If you have a Citibank credit card, you might be getting $200 in the mail
Citigroup announced that it would issue refunds to some 1.75 million credit cardholders who had been charged interest rates that were too high.
Now here’s a money story with an unusual twist: A bank paying its credit card customers instead of the other way around. On Friday, Citigroup announced that it would issue refunds to some 1.75 million credit cardholders who had been charged interest rates that were too high.
The refunds will total $335 million, or an average of $190 per account. Financial watchdogs say this story has a happy ending, but they worry that the White House's open hostility to the Consumer Financial Protection Bureau could diminish enforcement and erode compliance.
“A lot of people accept credit cards without reading the fine print,” said Pamela Banks, senior policy counsel, financial services at Consumers Union. “We commend Citi for doing the self-evaluation and reporting it and filing it — that’s the way we hope the market would work,” she said.
“Some of the CFPB’s actions over the past years have started with self reporting — there’s always been an incentive, hopefully, for companies to cooperate and show that they want to fix problems,” said Lauren Saunders, associate director at the National Consumer Law Center.
But Saunders expressed concern that enhanced compliance brought about by the CFPB’s oversight could vanish if the agency’s independence and authority are fundamentally compromised. The Bureau’s current director, Mick Mulvaney, appointed by President Donald Trump, has made no secret of his desire to make the agency he leads less powerful.
“We do worry that if the cop is no longer on the beat, then companies would have less incentive to be careful about what they’re doing and take aggressive steps to fix problems,” said Saunders.

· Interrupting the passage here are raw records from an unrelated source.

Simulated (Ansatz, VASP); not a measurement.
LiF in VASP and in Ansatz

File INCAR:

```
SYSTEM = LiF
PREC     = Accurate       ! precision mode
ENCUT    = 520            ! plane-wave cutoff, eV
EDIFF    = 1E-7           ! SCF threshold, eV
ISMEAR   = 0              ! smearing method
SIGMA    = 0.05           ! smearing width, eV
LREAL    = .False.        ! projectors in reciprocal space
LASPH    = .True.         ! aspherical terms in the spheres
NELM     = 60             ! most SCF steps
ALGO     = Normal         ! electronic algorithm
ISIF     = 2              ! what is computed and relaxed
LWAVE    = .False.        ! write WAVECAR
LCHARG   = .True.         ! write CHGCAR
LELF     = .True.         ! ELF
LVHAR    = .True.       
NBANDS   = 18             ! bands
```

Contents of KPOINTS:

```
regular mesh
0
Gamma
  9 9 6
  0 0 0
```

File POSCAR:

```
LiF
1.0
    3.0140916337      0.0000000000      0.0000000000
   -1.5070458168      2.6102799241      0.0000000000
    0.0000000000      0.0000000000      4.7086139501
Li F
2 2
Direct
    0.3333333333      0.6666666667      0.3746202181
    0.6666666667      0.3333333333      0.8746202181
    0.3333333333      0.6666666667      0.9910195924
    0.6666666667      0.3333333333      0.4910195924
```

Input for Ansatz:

“This case is another example of why it’s critical for there to be a robust consumer protection agency,” said Christopher Peterson, professor of law at the University of Utah and a senior fellow at the Consumer Federation of America. “It’s a reminder of how important it is for the public to have a federal government watchdog keeping an eye on their financial transactions.”
Citi said it had erred in how it calculated to reduce penalty rates for customers after they had demonstrated a track record of six months’ worth of on-time payments. This is mandated by the CARD Act, a piece of legislation introduced almost a decade ago aimed at protecting bank customers. Prior to the CARD Act’s implementation, a customer unlucky enough to miss a payment could be saddled with a much higher penalty APR for an indefinite — and often long — duration.
“It’s interesting because the provision of the Credit CARD Act Citi is talking about here is a really important one,” said Matt Schulz, senior industry analyst at CreditCards.com. “That’s really good news for people who hit a little bit of a rough patch financially and then get their feet under them pretty quickly,” he said of the requirement that banks reevaluate penalty rate-payers.
“This is a success story for consumer protection laws,” Peterson said.
What can you do?
There are a number of steps that consumers can take to protect themselves.
It’s always a good idea for cardholders to take a look at their periodic statement and check not just what transactions are on their end and what their payment is, but also that the interest rate imposed is reasonable and fees are consistent with what to expect,” said Peterson. “Banks can make mistakes.”
For cardholders — with Citi or any issuer — who are currently paying a penalty rate, Schulz advised keeping tabs on the timeline for reevaluation. “It’s worth reaching out to your credit card issuers and asking when they’ll review your account,” he said.
“This is really just another reason why it’s so important for folks to be diligent making their payments.”